How (and why) to program, part 1

This entry is part 1 of 2 in the series How (and why) to program

On May 15th, listeners to the NPR program Weekend Edition were given this challenge by puzzlemaster Will Shortz:

Create a 4-by-4 crossword square with four four-letter words reading across and four different four-letter words reading down. Use the word “nags” at 1 across and the word “newt” at 1 down. All eight words must be common, uncapitalized words, and all 16 letters must be different.

Here is the starting grid as described by Will Shortz:

1 N 2 A 3 G 4 S
5 E
6 W
7 T

This puzzle is a ripe one for solving (some might say cheating at…) by computer. All we need is a list of four-letter words and a way to test every combination of words in the grid for validity; so let’s get to it. For this example I will use the Python programming language for its conciseness and readability.

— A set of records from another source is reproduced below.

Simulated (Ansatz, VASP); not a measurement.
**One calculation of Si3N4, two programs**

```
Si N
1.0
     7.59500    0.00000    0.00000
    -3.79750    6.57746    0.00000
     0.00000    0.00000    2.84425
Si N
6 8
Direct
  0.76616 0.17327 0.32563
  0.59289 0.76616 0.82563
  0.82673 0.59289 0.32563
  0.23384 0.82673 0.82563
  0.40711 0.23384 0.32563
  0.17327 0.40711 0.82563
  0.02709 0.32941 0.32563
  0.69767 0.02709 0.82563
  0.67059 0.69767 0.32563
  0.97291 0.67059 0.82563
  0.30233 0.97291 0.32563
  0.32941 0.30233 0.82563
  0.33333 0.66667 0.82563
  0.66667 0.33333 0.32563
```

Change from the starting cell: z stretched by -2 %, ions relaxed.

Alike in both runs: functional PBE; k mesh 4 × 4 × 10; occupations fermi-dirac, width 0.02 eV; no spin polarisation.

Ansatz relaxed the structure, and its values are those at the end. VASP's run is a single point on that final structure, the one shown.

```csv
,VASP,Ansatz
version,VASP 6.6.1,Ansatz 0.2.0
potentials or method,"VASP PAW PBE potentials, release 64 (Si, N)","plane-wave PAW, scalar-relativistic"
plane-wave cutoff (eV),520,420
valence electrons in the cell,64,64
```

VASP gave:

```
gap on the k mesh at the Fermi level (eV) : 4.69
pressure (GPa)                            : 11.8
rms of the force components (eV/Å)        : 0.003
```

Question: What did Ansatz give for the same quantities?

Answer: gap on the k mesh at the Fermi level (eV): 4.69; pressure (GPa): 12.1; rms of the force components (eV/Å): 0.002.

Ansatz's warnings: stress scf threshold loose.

First, the list of words. On Linux and Mac OS X (and most other Unix-based operating systems) there is a file called /usr/share/dict/words, or sometimes /usr/lib/dict/words or /usr/dict/words, which is nothing but a more-or-less comprehensive list of English words, one per line. We’ll read that file to get our list of four-letter words, discarding words that are shorter or longer. In fact, since we know that every word in the grid begins with the letters in NEWT and NAGS — namely, N, E, W, T, A, G, and S — we can even discard four-letter words not beginning with one of those seven letters. And we can discard N words too, because NEWT and NAGS are already given; we don’t need to search for N words. The words we keep will be stored in six different “sets,” one for each of the six remaining starting letters.

Here’s the first section of our code: creating our six empty word-sets and giving each one a name.

a_words = set()
g_words = set()
s_words = set()
e_words = set()
w_words = set()
t_words = set()

Now to get the words we want out of the “words” file. First we “open” the file to get a special placeholder we’ll call wordlist.

wordlist = open('/usr/share/dict/words')

We’re going to read one line of the file at a time. The placeholder remembers our position in the file in between reads.

To read one line of the file at a time and do something with it, we’ll write a “loop” that begins like this:

for word in wordlist:
  ...stuff...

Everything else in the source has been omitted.